Consider a graph of some attributes of a collection of things where one has two independent variables - to analyse the relationship on these one obviously plots on two dimensions and you might see a scatter of points. if you've three variable you can use a 3D graph, but after that one starts to run out of dimensions.
In PCA one might have dozens or even a hundred or more independent factors, all of which need to be plotted on perpendicular axis. Using PCA one does this, then analyses the resultant multidimensional graph to find the set of two or three axis within the graph which contain the largest amount of information. For example the first Principal Coordinate will be a composite axis (i.e. at some angle through n-dimensional space) which has the most information when the points are plotted along it. The second axis is perpendicular to this (remember this is n-dimensional space, so there's a lot of perpendiculars) which contains the second largest amount of information etc.
Plotting the resultant graph in 2D or 3D will typically give you a visualization of the data which contains a significant amount of the information in the original dataset. It's usual for the technique to be considered valid to be looking for a representation that contains around 70% of the original data - enough to visualize relationships with some confidence that would otherwise not be apparent in the raw statistics. Notice that the technique requires that all factors have the same weight, but given that it's an extremely widely applicable method that deserves to be more widely know and is available in most statistical packages (I did my work on an ICL 2700 in 1980 - which is about as powerful as an iPhone)
http://en.wikipedia.org/wiki/Dimension_reduction
maybe you have heard of PCA (principle component analysis), which is a Dimension reduction algorithm.
Others include LDA, matrix factorization based methods, etc.
Here's a simple example. You have a lot of text files and each file consists some words. There files can be classified into two categories. You want to visualize a file as a point in a 2D/3D space so that you can see the distribution clearly. So you need to do dimension reduction to transfer a file containing a lot of words into only 2 or 3 dimensions.
The dimensionality of a measurement of something, is the number of numbers required to describe it. So for example the number of numbers needed to describe the location of a point in space will be 3 (x,y and z).
Now lets consider the location of a train along a long but winding track through the mountains. At first glance this may appear to be a 3 dimensional problem, requiring a longitude, latitude and height measurement to specify. But this 3 dimensions can be reduced to one if you just take the distance travelled along the track from the start instead.

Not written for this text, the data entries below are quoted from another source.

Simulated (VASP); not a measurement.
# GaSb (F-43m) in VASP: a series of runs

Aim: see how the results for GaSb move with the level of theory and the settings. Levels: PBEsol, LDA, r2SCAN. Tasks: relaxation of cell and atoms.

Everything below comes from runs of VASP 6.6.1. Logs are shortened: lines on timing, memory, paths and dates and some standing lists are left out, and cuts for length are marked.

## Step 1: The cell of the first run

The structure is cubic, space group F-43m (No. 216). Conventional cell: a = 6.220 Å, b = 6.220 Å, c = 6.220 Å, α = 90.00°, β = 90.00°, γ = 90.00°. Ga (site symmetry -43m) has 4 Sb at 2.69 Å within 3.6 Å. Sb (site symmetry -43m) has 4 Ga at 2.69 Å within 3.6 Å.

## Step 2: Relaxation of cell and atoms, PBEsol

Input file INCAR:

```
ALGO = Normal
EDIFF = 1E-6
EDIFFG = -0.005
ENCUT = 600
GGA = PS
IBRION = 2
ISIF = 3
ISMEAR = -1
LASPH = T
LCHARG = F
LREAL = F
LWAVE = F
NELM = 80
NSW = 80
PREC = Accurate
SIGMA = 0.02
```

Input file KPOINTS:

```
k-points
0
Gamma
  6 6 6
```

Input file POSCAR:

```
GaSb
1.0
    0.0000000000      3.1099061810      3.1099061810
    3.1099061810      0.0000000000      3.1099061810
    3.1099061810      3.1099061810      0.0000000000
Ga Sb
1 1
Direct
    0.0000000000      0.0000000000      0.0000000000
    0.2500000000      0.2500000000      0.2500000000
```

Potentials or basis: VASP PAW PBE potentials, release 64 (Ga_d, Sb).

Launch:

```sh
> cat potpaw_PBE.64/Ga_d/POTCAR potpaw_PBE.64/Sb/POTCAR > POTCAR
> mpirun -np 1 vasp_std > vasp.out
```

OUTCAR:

If you were given the task of using a neural network or some statistical technique to predict how far a train could get given a certain quantity of fuel, then it will be far easier to work with the 1 dimensional data than the 3 dimensional version.
It's a technique of data mining. Its main benefit is that it allows you to produce a visual representation of many-dimensional data. The human brain is peerless at spotting and analyzing patterns in visual data, but can process a maximum of three dimensions (four if you use time, i.e. animated displays) - so any data with more than 3 dimensions needs to somehow compressed down to 3 (or 2, since plotting data in 3D can often be technically difficult).
BTW, a very simple form of dimensionality reduction is the use of color to represent an additional dimension, for example in heat maps.
Suppose you're building a database of information about a large collection of adult human beings. It's also going to be quite detailed. So we could say that the database is going to have large dimensions.
AAMOF each database record will actually include a measure of the person's IQ and shoe size. Now let's pretend that these two characteristics are quite highly correlated. Compared to IQs shoe sizes may be easy to measure and we want to populate the database with useful data as quickly as possible. One thing we could do would be to forge ahead and record shoe sizes for new database records, postponing the task of collecting IQ data for later. We would still be able to estimate IQs using shoe sizes because the two measures are correlated.
We would be using a very simple form of practical dimension reduction by leaving IQ out of records initially. Principal components analysis, various forms of factor analysis and other methods are extensions of this simple idea.